When I first heard about the shootings last Thursday at a military base in Fort Hood, Texas in which 13 people were killed and 30 were wounded, to be honest my initial reaction was, “God help us, not another mass shooting in America.” After all, I hate to say it, but these shootings are becoming increasingly and disturbingly common. I’ll spare you my thoughts on gun control.

However, as the story developed, so did my opinions and fears. The incident has no shortage of shock factors. For one, Major Nidal Hasan, 39 years old, was an army psychiatrist. You would think as a doctor, he would have sought or given himself some sort of professional help. But perhaps the one factoid which stuck with me is the fact that Hasan is Muslim. Once I read that, my heart dropped. The story immediately changed from potentially being just another “lone, crazy gunman on a shooting spree,” to “crazy Islamic fundamentalist, terrorist on a shooting spree.”

It did not take too long for the media to unleash hints of Islamaphobia in its suggestive headlines. But to be fair, those assumptions were and are justified I suppose. There were and are definitely some worrying leads. Reports indicate that Hasan was growing increasingly opposed to the US’ wars in Iraq and Afghanistan, becoming more anti-American. Apparently there were witnesses who even heard Hasan shout “Allahu Akhbar” before he opened fire. Clear indicator that his shooting was in the name of God?

Now there is talk of a serious backlash not only against ordinary Muslims in America, but against the estimated 3,500 Muslims serving in the US military, “prized for their cultural and linguistic knowledge.”
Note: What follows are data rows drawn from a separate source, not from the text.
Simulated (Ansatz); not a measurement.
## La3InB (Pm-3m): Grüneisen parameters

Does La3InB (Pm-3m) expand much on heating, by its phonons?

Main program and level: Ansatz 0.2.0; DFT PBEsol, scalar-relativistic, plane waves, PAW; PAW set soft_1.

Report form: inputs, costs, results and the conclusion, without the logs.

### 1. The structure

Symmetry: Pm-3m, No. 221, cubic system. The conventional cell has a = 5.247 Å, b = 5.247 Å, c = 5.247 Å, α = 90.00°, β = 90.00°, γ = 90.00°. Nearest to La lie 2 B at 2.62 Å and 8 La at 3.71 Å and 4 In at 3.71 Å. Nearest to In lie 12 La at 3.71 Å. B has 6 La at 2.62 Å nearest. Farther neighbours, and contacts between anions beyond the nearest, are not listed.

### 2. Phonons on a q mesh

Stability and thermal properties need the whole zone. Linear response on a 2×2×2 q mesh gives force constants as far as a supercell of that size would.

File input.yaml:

I have to say I was impressed by major Muslim- American organizations not missing the beat, condemning this act of violence right away, and saying it has nothing to do with the teachings of Islam. Hey, at least we are getting better and faster at getting these statements out!

But should Muslims in America be doing more? With every act of violence done in the name of Islam, we bow our heads in shame, brace for the backlash, and hope it will be over soon.

To a large extent, moderate Muslims around the world are just as victimized, if not more, by the fanatical Islamic minority who have done a tremendous job of becoming the mainstream and misconstrued image of Islam. Is it time for moderate Muslims to be more proactive?

I am writing this post after reading this article by Rob Asghar. Asghar asks for deeds, not words from the Muslim community. Though he makes some valid suggestions in his piece, such as setting up charities for communities “hurt by extremists who have hijacked Islam,” I want to know what else can we do? How can Muslims in America, around the world, take a real stand against radical Islam, and not just play the silent victim role?

This story is still very raw, still developing. We do not know all the facts yet. What we do know is that the chairman of the Senate’s Homeland Security committee, Joe Lieberman, has already labeled the shooting as “an act of Islamist extremism.”

I think that it is time for Muslims around the world, especially young Muslims, to start being proactive about what our religion stands for now, and what it will stand for in the future. Think of what the Islam that our children inherit will look like. Our silence condones the violence.

We cannot just continue to brace ourselves for backlash attack after attack. We need to start putting our heads together and come up with tangible solutions. There are only so many statements one can read. After awhile, people need to start seeing the action to match those fancy, official statements.